In my previous article, I talked about the importance of how a unified observability approach can augment the security posture of an organization.
In this article, I’ll discuss the different components architects should consider when designing an observability solution for public cloud and on-premise implementations.
Having a sound observability solution on both cloud and on-prem is essential. This is especially true due to the rise of microservices architecture adoption, which makes visibility, traceability, and correlation of different components a necessity to be at the forefront of what is happening in your environment via almost real-time insights.
These recommendations are based on many considerations and a number of factors to ensure that the solution provides effective monitoring, troubleshooting, and analysis capabilities.
First and foremost, consider the types of data that you need to collect to get a complete picture of the system.
- Metrics — help you track the performance over time
- Logs and events — provide detailed information about systems events
- Traces — provide you with end-to-end visibility into requests
You’ll also want to think about including other advanced data types, like:
- Synthetic testing — provides data via simulated traffic to test the performance and behavior of an application
- Systems profiling — provides information about systems or applications performance based on the collected data across a certain period of time
- User experience/feedback — data collected by analytics tools to provide insights into user behavior, preferences, and issues
Data collection methodology
The next step is to determine how the data will be collected from different sources. There are multiple potential sources to consider, such as APIs or other methods. The collection process should be efficient and scalable to avoid data loss by overwhelming the system.

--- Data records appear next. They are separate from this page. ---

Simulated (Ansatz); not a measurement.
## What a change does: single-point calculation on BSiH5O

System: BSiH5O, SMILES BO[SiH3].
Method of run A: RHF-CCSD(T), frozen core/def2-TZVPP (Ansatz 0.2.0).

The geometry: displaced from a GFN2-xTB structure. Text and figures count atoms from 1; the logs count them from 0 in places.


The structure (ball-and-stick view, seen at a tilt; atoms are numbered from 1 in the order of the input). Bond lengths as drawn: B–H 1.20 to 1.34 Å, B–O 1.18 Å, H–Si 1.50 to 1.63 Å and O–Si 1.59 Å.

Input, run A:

Storage and retention strategy
Another consideration is deciding on your storage and retention strategy. You need to decide where to store the collected data and for how long. Depending on the organization requirements, data can be stored in a centralized repository or distributed across multiple locations. It is essential to define retention policies that optimize cost, compliance, and query-ability. Storage considerations are critical when designing an observability solution. Here are some things to keep in mind:
- Data retention: The observability solution should store enough data to provide a historical perspective on system performance, security, and health. However, long-term storage can be costly, so it's important to determine the appropriate retention period based on business and compliance requirements.
- Storage location: The storage location should be determined based on data access requirements, security, and cost. Depending on the data sensitivity level, data can be stored on-premises or in the public cloud, while considering data sovereignty and compliance with regulations.
- Scalability: The observability solution should be designed to scale and handle large volumes of data as system complexity and traffic grow. This includes horizontal scaling through sharding and vertical scaling by adding resources.
Alert generation and notification
Alerting is another important consideration to think about. You need to have a strategy for establishing criteria for alert generation and notification. Alerts can be triggered based on predefined thresholds, anomalies, or changes in system behavior. Effective alerting is essential to provide fast responses to issues and reduce mean time to resolution (MTTR).
Consider security measures to protect the data being collected and stored. This includes encrypting data in transit and at rest, implementing access controls, and monitoring for suspicious activity. Things to consider in the design are:
- Access controls: Access controls should be implemented to ensure that only authorized users can access the observability data.
- Encryption: All data should be encrypted in transit and at rest to prevent unauthorized access to the observability data. This includes transport encryption via TLS/SSL and data-at-rest encryption using encryption mechanisms like AES-256.
- Network security: Measures to ensure network security should be considered to prevent unauthorized access to the observability solution using firewall, intrusion detection and prevention mechanisms, and other network security controls.
- Compliance: The solution should be designed to meet regulatory requirements such as GDPR, HIPAA, and PCI-DSS.
The next thing to determine is how the data will be presented to users. Visualization tools can help users to understand trends, identify patterns, and troubleshoot issues more effectively.
The ability to integrate with other tools and systems is an important design consideration. The solution should be able to integrate with the existing incident management, collaboration, and automation tools. This will help streamline workflows and enhance overall system efficiency.
Scalability and performance
Finally, think about the scalability and performance of your observability solution. You need to ensure that it can scale to handle growth in data volume, complexity, and workload. This includes optimizing resource allocation, network bandwidth, and data processing capabilities.
Your next challenge
Observability design should meet the needs of your public cloud and on-premise implementation so that you can ensure the proper visibility, traceability, and overall health of both your systems and applications deployed anywhere in your environment.
But most importantly, having a properly implemented observability solution should enhance your security implementation both on public cloud and on-premise implementation while maintaining the confidentiality, integrity, and availability of your organization's most important services and applications.